Black student activists at Southern Illinois University-Edwardsville recently demanded that a pair of white students be expelled for what was billed as a hate crime, which entailed leaving racist notes that included the N-word and other threats to two black students.
A group called Justice for Us launched a Change.org petition advocating for the black students, who are sisters. According to The College Fix, the unidentified sisters were taunted with sticky notes on dorm doors that said, among other things, “DIE B—H” and “BLACK PEOPLE DON’T BELONG.”
It’s unclear how the alleged suspects came to the attention of the activists, but in the Justice for Us petition, they noted, “In no world should someone be able to say “I will lynch you and your sister” and be protected afterwards as of it was not their fault. The two black sisters were left unprotected and hung to dry while the white girl had more escorts than jay-z (sic).”
“This is what being black in American (sic) is but we aren’t letting it happen anymore. It hurt me, it hurt us all!”
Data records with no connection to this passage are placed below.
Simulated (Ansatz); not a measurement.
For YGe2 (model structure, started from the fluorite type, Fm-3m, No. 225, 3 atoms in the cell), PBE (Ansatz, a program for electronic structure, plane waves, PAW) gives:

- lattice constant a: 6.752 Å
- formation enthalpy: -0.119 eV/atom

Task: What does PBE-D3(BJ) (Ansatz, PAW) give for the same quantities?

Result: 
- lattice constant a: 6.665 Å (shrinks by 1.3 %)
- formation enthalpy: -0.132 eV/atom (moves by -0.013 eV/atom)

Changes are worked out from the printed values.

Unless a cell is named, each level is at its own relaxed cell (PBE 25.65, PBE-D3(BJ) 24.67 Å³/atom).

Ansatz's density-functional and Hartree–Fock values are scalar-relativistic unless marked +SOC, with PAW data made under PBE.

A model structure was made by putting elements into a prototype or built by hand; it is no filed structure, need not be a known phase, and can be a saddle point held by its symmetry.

More than 1,800 people signed, endorsing the petition’s statement that it was a “matter of emergency” to expel the supposed perps because the sisters “had their lives threatened by some white teens on campus” – whom The Fix identified as Amanda Jerome and Jimmi Thull. A demonstration in support of the victims was organized.
And you likely see where this is going.
As The Fix noted, last Friday campus police arrested Kaliyeha Clark-Mabins, a black female student at the college, who also was identified by the campus newspaper as one of the alleged victims.
She “will be charged with three counts of disorderly conduct for filing a false police report,” The Fix noted. The charges are low-level felonies. Her motive was not revealed.
The Fix noted that the case even involved the U.S. Secret Service, which was brought in to conduct handwriting analysis.
As the St. Louis Post-Dispatch reported, university officials told the campus community that Jerome and Thull had been “fully cleared of any involvement.”
“We are saddened by the harm that these students endured because of false accusations,” university administrators said in a statement.
“Although false reporting of racial and bias incidents is isolated and rare, this case should remind every member of our community how important it is to preserve and protect due process and fairness in our procedures and communications.”